Who are the Turks? What have they been? And what do they hope to become? This substantial volume, “Turkey,” by the well known scholar and publicist Emil Lengyel, undertakes to supply the answers. It offers a survey of the history, religion, social customs, political and military forms, and the external relations of the Turkish Empire from its creation in the fourteenth and fifteenth centuries to its dissolution in the World War.

Many readers may feel, as the reviewer did, that some of the excursions, interesting as they were, distracted from the main tour. But as Goethe said of travel, “there is always gain or loss, and mostly from the unexpected side.” Traveling with Mr. Lengyel you receive more and less than you had hoped for. Not the least interesting part of the tour is the meeting with historical characters—Suleiman the Magnificent, Abdul the Damned (or Abdul the Damned Fool), and Kemal Ataturk. The biography of Kemal is, of course, inseparable from the history of post-War Turkey. This story of how one man promoted a national renaissance among a mauled and defeated people, how he led them in a second war against the partitioning Powers, and in the end won a favorable negotiated peace, has been told before. But here it gains meaning and perspective through the full background afforded by the earlier chapters. What the Turks hoped to become was largely a projection of the ideas of Westernization which Ataturk impressed upon his people—the policy of “Kemalism.”

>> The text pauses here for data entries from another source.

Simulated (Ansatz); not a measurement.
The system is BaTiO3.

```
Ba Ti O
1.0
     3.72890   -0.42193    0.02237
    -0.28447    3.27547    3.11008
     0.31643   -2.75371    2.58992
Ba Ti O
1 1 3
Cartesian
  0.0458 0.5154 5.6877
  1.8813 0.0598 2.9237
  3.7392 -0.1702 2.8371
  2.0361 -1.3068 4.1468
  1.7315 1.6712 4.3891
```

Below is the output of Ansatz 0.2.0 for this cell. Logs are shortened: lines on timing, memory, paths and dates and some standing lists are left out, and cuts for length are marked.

Today, the New Turkey is the pivot of diplomatic and military strategy in the Mediterranean war. Master of the Straits and the Anatolian highway between East and West, her position is of vital strategical importance, As bridge or bulwark Turkey’s destiny may be the destiny of Europe. Furthermore, history bears out, in part, Napoleon’s words: “Whoever is master of Constantinople is master of the world.”